Starring: Robert De Niro, Edward Burns, and Karel Roden
Directed by John Herzfeld
Year: 2001
IMDB / Wikipedia
When I was a bright-eyed journalist cutting my teeth on the college newspaper, I thought long and hard about what I would need to do to get along in this business. I always wondered how some reporters got the big stories and the people who vowed to keep their mouths shut to tell their side of things. Then I learned that journalism isn’t about cracking a case like a detective, it’s about agreements. If you can get someone to agree to tell their story they will expect something in return. Whether it’s money or a favorable slant on the story, journalism is more of a two-way street than anyone ever thought.

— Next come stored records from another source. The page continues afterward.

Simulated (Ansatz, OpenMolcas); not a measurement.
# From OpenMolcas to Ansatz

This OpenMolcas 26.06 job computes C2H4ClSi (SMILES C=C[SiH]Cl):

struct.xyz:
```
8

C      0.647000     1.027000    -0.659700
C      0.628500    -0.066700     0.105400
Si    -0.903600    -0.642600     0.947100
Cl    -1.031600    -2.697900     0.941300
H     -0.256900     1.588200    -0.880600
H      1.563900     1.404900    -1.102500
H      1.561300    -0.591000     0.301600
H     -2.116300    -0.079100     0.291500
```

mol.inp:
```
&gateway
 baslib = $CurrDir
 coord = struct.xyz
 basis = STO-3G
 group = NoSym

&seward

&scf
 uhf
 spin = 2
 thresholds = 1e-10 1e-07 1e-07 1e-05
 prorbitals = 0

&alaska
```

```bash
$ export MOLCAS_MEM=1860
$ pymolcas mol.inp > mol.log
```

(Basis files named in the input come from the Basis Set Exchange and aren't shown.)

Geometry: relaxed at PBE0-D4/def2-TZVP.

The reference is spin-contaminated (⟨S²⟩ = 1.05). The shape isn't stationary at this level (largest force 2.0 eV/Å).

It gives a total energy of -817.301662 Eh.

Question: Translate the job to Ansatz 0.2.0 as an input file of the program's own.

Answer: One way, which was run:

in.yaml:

15 Minutes was billed as a gritty take on the media (personified by Kelsey Grammer), the police (Robert DeNiro), and how the two helped one another. Mixed into this agreement and the sensationalism that follows, are two Eartern European criminals (Karel Roden and Oleg Taktarov) who decide to buy into the fame and fortune of crime they see on television and videotape their crimes to, one day, sell for a fortune. Along for the ride is an idealistic Fire Marshall (Edward Burns) who does his best to be the moral compass of the story.
The last movie reviewed here was helmed by a director whose distinct lack of style was noteworthy. With this film, the director has too much style, making odd shot choices, and telling a good story with a slew of A-List actors very poorly. There was so much ham on screen I don’t think observant Jewish people should view it. The stars seemed to be forced to chew the scenery so much I could see bleeding gums. This movie should have been a great crime drama/thriller but, instead, was two hours of people overacting and making stupid looks into the camera (way to break the fourth wall, dumbass!).
More than that, we finally saw that Edward Burns is not the big movie star he was advertised as being. His role was simple enough they could have brought in any young actor to play it. It required a gritty innocence that anyone could have pulled off but, somehow, it seemed forced and contrived when coming from Burns. Someone once told me that any bad actor is one where you can tell he/she is trying to act. For Burns, he looked uncomfortable and unnatural on screen surrounded by all of these acting heavyweights. A better script would have called for more screen time for DeNiro and his partner, aptly played by Avery Brooks, a man who overacts so well that it actually becomes good.
I have said in the past that I do not have a bad movie in my collection. Here I am, only a handful of movies into this project, and I have to recant. I can’t believe I paid money for this piece of shit. It was profound the first time I saw it but it didn’t have staying power. Lesson learned. Moving on.
Most Valuable Actor: Oleg Taktarov as Oleg Razgul, the “director” criminal. how can one actor be, simultaneously, the best and worst thing about a movie. He was the best because he was so childlike and, really, the only principle who didn’t seem like he was acting. Plus, he got some really good lines as he was the only comic relief in the film. He was the worst, however, because this film didn’t need him to be comic relief. He could have been written as a straight-man accomplice and it would have had a more resonating effect that countered Karel Roden’s sociopathic character. Oleg gets this distinction because he took a shitty part and did it very well.